John Limon offers us this one-sentence version of the theory of his compelling new book, Stand-Up Comedy in Theory, or, Abjection in America: “what is stood up in stand-up comedy is abjection” (4). By “abjection” Limon means two things: abasement or groveling prostration and, second, Julia Kristeva’s “psychic worrying of those aspects of oneself that one cannot be rid of” (ibid.). He comes to feel that the first meaning contains the second. In this theoretical study of how standup comedy both avows and disavows abjection, Limon is at pains to explain why America “comedifies.” This does not mean that all of American life and culture suddenly turns comic but rather that stand-up comedy, which was the domain of Jewish, male, presumed heterosexuals, became a multiple habitat, i.e., became a profession where as of the 1960s “all of America is the pool for national stand-up comedy” (3). Since Limon is sure this is not a mere triumph of multiculturalism, his search for an explanation offers the following: it happens because these Jewish comedians stood up at the place where “the body was idealized and materiality abstracted,” i.e., they stood in the place where it also became black, Christianizing, homosexual and female. And he sees this place as located somewhere between New York City (or Chicago) and the suburbs.
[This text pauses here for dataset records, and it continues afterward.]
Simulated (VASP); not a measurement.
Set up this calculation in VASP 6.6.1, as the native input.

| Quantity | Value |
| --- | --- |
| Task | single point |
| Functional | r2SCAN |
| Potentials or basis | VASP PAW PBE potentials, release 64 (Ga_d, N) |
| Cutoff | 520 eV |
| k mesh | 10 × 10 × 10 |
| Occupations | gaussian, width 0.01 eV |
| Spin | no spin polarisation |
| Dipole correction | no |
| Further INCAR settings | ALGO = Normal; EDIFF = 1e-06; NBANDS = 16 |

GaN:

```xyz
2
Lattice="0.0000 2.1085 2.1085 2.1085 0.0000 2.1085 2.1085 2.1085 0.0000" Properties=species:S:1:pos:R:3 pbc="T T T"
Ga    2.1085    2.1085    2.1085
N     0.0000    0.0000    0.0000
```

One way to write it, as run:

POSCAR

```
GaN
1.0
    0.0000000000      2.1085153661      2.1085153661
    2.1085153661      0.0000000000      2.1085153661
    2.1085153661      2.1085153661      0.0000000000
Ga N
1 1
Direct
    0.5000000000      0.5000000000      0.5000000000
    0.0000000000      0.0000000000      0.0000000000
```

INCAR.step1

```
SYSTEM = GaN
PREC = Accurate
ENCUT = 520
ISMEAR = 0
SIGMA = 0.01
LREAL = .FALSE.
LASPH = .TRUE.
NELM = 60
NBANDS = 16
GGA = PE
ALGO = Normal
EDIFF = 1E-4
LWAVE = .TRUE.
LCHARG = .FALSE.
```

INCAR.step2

Limon then constructs a theoretical line that runs through those stand-up comics that are essential to his story. It begins with the movement of Jews to the suburbs and Lenny Bruce as the urban return of the repressed in the body reviled. In Limon’s structured theoretical “narrative” abjection moves through ever-increasing abstractions. The Brucean “spritz” becomes the denatured body (Carl Reiner and Mel Brooks) and then the desexualized body (Mike Nichols and Elaine May). The idealized/abstract body (David Letterman) becomes general-ized abjection itself (Richard Pryor) and then generalized abstraction itself (Paula Poundstone and Ellen Degeneres) as the body is evacuated from the frontal position where stand-up confronts its own abjection.

The chapter on Lenny Bruce considers the role of audience outrage, or the surprising lack of it, in response to one of Bruce’s most puzzling jokes, “I am going to piss on you.” Limon seeks to explain why American audiences (not British or Australian) understood this joke to be about joking, about the audience’s desire “to share the element of Bruce’s abjection” (16). In following chapters, Mel Brooks and Carl Reiner are viewed through Eve Sedgewick to explain how male anxiety keeps reappearing when the homosocial team tries to displace it by triangulating with the audience.

The Kantian sublime is enlisted to explain the oscillation of avowal and disavowal at work in the comedy of Nichols and May, where two figures alternate as parent and child, male and female, pleasure and displeasure. David Letterman is the avatar of form, pure mind as metajoke, “Euclidean form imposed upon debris.” The two final chapters on Richard Pryor and two female comics, Paula Poundstone and Ellen Degeneres, are the most successful in reproducing the experience of how performances materializes the master theme of abjection. The chapter on Pryor is particularly compelling on the democratic potential of his excremental vision. [End Page 212]

The book’s success at comprehending such a broad range is also its difficulty: complex ideas are often characterized with such velocity they can be difficult to unpack. Example: “The crossing is what is most lovable in America, though its mode of mechanical abstraction predicts virtual reality” (5). But the pleasure in this is its replication of stand-up performance itself, where truth is quickly perceived, but careful analysis is required to process exactly why and how. In its rigorous, often brilliant theorizing of a popular cultural phenomenon, the book makes an important contribution to humor studies and to American studies as well.